Skip to main content

Using MarkLogic Content Pump (mlcp)

Controlling the Output Document URI

The default document URI is generated from the input file name, the split number, and a sequence number within the split, as described in Default Document URI Construction. For example, if the input file absolute path is /space/data/example.json, then the default output document URIs have the following form:

/space/data/example.json-0-1
/space/data/example.json-0-2
...

You can base the URI on values in the content instead by using the -uri_id option to specify the name of a property found in the data. You can further tailor the URIs using -output_uri_prefix and -output_uri_suffix. For details, see Controlling Database URIs During Ingestion.

For example, the following command uses the value in the id field as the base of the URI and uses -output_uri_suffix to add a .json suffix to the URIs:

# Windows users, see Modifying the Example Commands for Windows
$ mlcp.sh ... -mode local -input_file_path /space/data/example.json \
    -input_file_type delimited_json 
    -uri_id id -output_uri_suffix ".json"

Given these options, an input line of the form shown below produces a document with the URI 12345.json instead of /space/data/example.json-0-1.

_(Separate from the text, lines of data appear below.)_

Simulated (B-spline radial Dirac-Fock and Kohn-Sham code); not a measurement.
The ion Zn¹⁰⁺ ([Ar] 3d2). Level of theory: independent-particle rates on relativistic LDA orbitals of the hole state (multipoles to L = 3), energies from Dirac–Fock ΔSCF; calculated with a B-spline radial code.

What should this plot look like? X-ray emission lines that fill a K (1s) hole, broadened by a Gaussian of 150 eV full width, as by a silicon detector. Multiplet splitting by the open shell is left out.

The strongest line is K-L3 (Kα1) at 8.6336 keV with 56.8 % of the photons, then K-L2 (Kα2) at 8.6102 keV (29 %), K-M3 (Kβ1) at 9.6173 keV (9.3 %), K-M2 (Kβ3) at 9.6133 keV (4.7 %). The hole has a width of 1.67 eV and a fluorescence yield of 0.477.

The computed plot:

{"id": "12345","price":8.99, "in-stock": true}

If the property name specified with -uri_id is not unique in your data, mlcp will use the first occurrence found in a breadth first search. The value of the specified property should be a valid number or string.

If you use -uri_id, any records (lines) that do not contain the named property are skipped. If the property is found but the value is null or not a number or string, the record is skipped.